You’re talking about a highly specific toolchain you prefer for development. I use basically none of this and am a fairly productive developer ;)
I'm yet to see vast segment of developers wanting to code on their mobile devices, and this particular conversation is about browser DevTools :)
I have yet to meet a Web Developer who is happy that they have no DevTools on mobile😅
Forget programming, sometimes I just want to inspect an element so I can remove some garbage in it. Or, goddammit, just a console that shows me the errors the page is generating. This is not rocket science, this does not require some new UX, this is BASIC SHIT.
Even if you *have* a desktop, setting up the remote debugging a pain in the ass if all you want is to see the errors the page is generating.
Good luck fitting all of those tools into a 5 inch screen with no UX for multi windowing ;) Might be basic shit, but we haven't figured it out yet.
there are mobile browsers with a basic console today, this is not actually hard. there’s a big gap between the nothing major browsers ship with today and where they should be.
also not hard.
But this is.... Our current generation of tools don't allow us to *target* mobile *from* mobile, and I'm not convinced that retrofitting our existing tools without rethinking the UX and interactions will do it.

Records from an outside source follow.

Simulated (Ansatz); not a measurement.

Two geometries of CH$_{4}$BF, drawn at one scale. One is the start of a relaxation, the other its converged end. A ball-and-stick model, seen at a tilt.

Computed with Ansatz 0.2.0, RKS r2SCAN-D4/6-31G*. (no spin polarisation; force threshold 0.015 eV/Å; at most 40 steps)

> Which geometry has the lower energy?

the old phone i got second hand for free has more cores than my laptop
Yep, we're still doing this the same as we did in early 2000's. Still remember how cool (but not quite right) the WinCE emulators were
Wait. What? I’ve been building mobile first since responsive design became a thing. People… don’t? How the cock do any of their sites ever work?
This is a problem. I do my development primarily with the mobile view enabled & dev tools docked to the right. It forces me to make a mobile usable experience. Desktop then just happens in most cases.
I'm in a bootcamp now and we are told to start at mobile and work our way to desktop. But mobile is the default target for everything.